I've just invested in a couple of hard drive enclosures/caddies for drives taken out of redundant laptop computers:
DSCI3620.JPG

They cost me the princely sum of £5.99 each (inc postage) from a UK seller on eBay
Clear USB 3.0 SATA External Hard Drive Case 2.5 Inch Enclosure Caddy HDD SSD 5060385645055 | eBay

It's usually dead easy to extract the hard drive from a laptop - 2 - 4 screws holding a flap on the underside of the laptop and the drive unclips. I'd suggest doing this anyway before dumping any old computer. It's then simply a case of slotting the drive into the caddy, replacing the lid and plugging the USB lead into the back of it - et voila, one external hard drive (assuming of course that the reason the laptop failed wasn't because the hard drive had failed!).

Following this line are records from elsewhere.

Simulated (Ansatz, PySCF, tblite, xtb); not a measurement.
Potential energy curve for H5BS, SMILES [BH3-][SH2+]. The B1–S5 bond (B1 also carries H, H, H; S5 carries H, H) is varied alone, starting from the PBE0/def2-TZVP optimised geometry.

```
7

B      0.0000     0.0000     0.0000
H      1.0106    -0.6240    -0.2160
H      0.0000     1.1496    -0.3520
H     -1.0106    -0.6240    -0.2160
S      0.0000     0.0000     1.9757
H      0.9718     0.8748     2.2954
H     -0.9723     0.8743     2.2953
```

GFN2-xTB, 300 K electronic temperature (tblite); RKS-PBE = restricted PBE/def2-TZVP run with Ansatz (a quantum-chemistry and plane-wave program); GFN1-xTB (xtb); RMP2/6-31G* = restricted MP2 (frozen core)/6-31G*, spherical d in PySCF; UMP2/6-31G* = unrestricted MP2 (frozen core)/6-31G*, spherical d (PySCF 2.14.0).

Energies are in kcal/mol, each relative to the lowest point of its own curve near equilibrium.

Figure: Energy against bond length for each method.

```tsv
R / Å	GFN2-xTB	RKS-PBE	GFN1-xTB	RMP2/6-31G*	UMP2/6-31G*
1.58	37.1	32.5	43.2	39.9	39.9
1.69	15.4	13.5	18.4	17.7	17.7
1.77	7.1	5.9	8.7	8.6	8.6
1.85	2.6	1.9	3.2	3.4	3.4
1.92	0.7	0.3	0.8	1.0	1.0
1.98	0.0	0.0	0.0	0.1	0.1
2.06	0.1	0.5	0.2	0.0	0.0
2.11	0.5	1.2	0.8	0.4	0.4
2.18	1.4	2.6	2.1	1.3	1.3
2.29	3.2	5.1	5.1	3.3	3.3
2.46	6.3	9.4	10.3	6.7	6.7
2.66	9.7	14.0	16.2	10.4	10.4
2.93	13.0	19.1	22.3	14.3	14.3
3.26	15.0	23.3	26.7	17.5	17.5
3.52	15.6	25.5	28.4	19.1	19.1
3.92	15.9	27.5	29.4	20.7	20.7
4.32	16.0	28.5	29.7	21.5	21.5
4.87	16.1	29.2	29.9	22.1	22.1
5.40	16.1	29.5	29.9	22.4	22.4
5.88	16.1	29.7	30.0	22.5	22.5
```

I've been able to extract some music and photo files off the drives before reformatting them - though I'll not save anything critical on them in case they give up the ghost.

To my mind, it's worth the investment of £6.00!

Rik
PS - The most difficult part was trying to figure out how the lid comes off the caddy - it slides to the back - the lid is uppermost when the electronic components are facing downwards - as in the photo
 
Rik a great idea, just be aware that there are 6 different interfaces out there (and some antiquated ones no longer used), 2.5" HDD for laptops 3.5" HDD for desktops, and depending on age these could be IDE, SATA II or SATA III (6gb). So it will pay to ensure you know what HDD you have :)
Doesn't detract for a great idea :)
 
Do you mean a sata to usb adapter? (how related?)
Yep! If you look at the original photo and text, the caddies I bought include SATA to USB adapters - the USB lead plugs into the back of the caddy and then straight into a USB port on the computer.

Rik
 
Yeah, unfortunately, our needs for storage go up almost at the same pace... 80 gigs is what a lot of windows 7 pc's were shipped with, very few computers ship with less than 1 TB.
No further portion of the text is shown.